Comment from MATE Chair Sarah MacAulay: “Your Board has been conscious for some time that MATE’s relatively small size reduced its appeal to investors, while prospects for the Company’s growth have been limited by difficult market conditions. Unfortunately, size does matter due to the implications for costs and for the liquidity of MATE’s shares. The Board believes that the proposed combination with JPMorgan Global Growth & Income plc offers shareholders exposure to a large, liquid company with significantly lower costs and a well-established dividend policy. Furthermore, it offers a degree of continuity, given that approximately 50 per cent. of MATE is currently managed by the same investment team that has an excellent performance record from investing in a globally diversified portfolio.”

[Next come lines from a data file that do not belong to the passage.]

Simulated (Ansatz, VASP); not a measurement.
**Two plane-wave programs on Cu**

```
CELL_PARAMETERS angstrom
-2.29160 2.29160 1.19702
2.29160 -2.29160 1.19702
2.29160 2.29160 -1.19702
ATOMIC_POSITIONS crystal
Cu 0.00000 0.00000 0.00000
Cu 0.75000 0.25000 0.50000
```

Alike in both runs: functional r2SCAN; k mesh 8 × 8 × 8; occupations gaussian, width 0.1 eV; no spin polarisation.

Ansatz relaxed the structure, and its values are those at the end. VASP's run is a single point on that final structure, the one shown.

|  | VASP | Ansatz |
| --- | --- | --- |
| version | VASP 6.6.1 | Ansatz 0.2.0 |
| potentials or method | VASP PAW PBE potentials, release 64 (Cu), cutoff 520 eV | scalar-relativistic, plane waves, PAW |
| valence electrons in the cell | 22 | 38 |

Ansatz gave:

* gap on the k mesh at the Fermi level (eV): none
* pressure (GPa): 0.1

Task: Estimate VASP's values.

Raise Watch: Invesco Bond Income Plus (BIPS)
Announced “…a placing (the ‘Placing’) and retail offer of Shares in the Company…via the Winterflood Retail Access Platform…” As the company explains “Throughout the course of 2023, the Company demonstrated continued strong performance, and the Company’s shares…have traded at an average premium to NAV of 1.55 per cent…The Board also notes the recent announcements by Henderson Diversified Income Trust plc (HDIV) in connection with its winding up…Consequently, the Board has decided to undertake a Fundraising to provide new and existing investors, including retail investors and HDIV’s shareholders who have elected to receive the cash offer, the opportunity to maintain their high yield exposure by purchasing Shares at a modest premium to NAV.”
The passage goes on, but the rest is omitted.